The Merits and Hazards of Two-Point Filtering

In my previous post, I defined Two-Point Filtering as the process of using an end-user feedback loop to train a spam filter without verification of the user classifications.  I borrowed the Web 2.0 term to refer to the greater community of people contributing to the filter as opposed to a narrower group of people (ie, spam analysts) training the filter.  There are a couple of big advantages to doing two-point filtering.

  1. The first, and major, advantage is that rather than having a small sample of people training the filter, you have a large community of people submitting to the feedback loop.  There is only so much time in a day that a small set of people (spam analysts) can spend training a filter and the large community allows a filter to utilize the leverage of many different sets of eyes coming across a much wider variety of spam.  A lot of people can train a filter faster than a few people can.
  2. Mistakes can correct themselves.  While some people may misclassify spam or ham, because of the user-feedback loop eventually a larger range of people will correctly classify the mail and the mistakes will fix themselves (or rather, users will correct each other).

These are two tremendous advantages that Two-Point filtering has.  Unfortunately, if it were that simple, the founders of Wikipedia never would have created Scholarpedia.  The difference between a filter that primarily relies on Two-Point filtering and one that relies on something else (or supplements it with something else) is the difference between a good spam filter and a great spam filter.

In this business, speed and accuracy count, and they count a lot .   While Two-Point filtering has an advantage of speed when it comes to initially classifying mail as spam, it suffers from the weaknesses of the misclassification of mail and the amount of time it takes to respond to that misclassification.  Most users want their spam to stay out of their inbox, but they find it even more important to keep valid mail out of their spam quarantine.  The one thing I've noticed about the general end-user community when it comes to classifying mail as spam and not-spam is that they are not particularly accurate.  Legitimate mail gets classified as spam (less often) and spam gets classified as non-spam (very often).  Thus, this misclassification would necessarily lead to errors and delays when it comes to accuracy - errors because the spam/non-spam trained on the wrong data, and delays in responding to the errors because the spam/non-spam has to retrain.  In the meantime, we get false positives (legitimate mail marked as spam) and false negatives (spam not detected as spam and delivered to the user's inbox).

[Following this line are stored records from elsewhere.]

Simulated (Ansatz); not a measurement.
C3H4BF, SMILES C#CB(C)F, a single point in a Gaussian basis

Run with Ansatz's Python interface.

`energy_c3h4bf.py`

It would be better if this community of classifiers paid much more attention to the accuracy rather than the speed of classification.  I've been doing this for a long time and I can classify mail as spam and non-spam very accurately.  I trust myself to do it properly more than I trust a person selected at random.  Thus, it would make more sense to select fewer people to classify the mail accurately than to simply throw all the mail into a self-training system without verifying that classification.  Accuracy counts!  I can't stress that enough.  In my opinion, it's better to make sure that your system is training on the correct data than to simply train it on anything without verifying the accuracy of that data.  Mistakes can be very expensive to correct and customers will notice.  There are tradeoffs between accuracy and speed but never forget that the former is incredibly important.

Some may simply reply "Oh, so what, a self-training system is fast and classifies mail quickly.  We can live with the initial inaccuracy because eventually the errors will correct themselves.  It's good enough."  I would agree that such a system may be good enough, but it would not be a great system. Great systems respond quickly and they are accurate; they are accurate from the very beginning.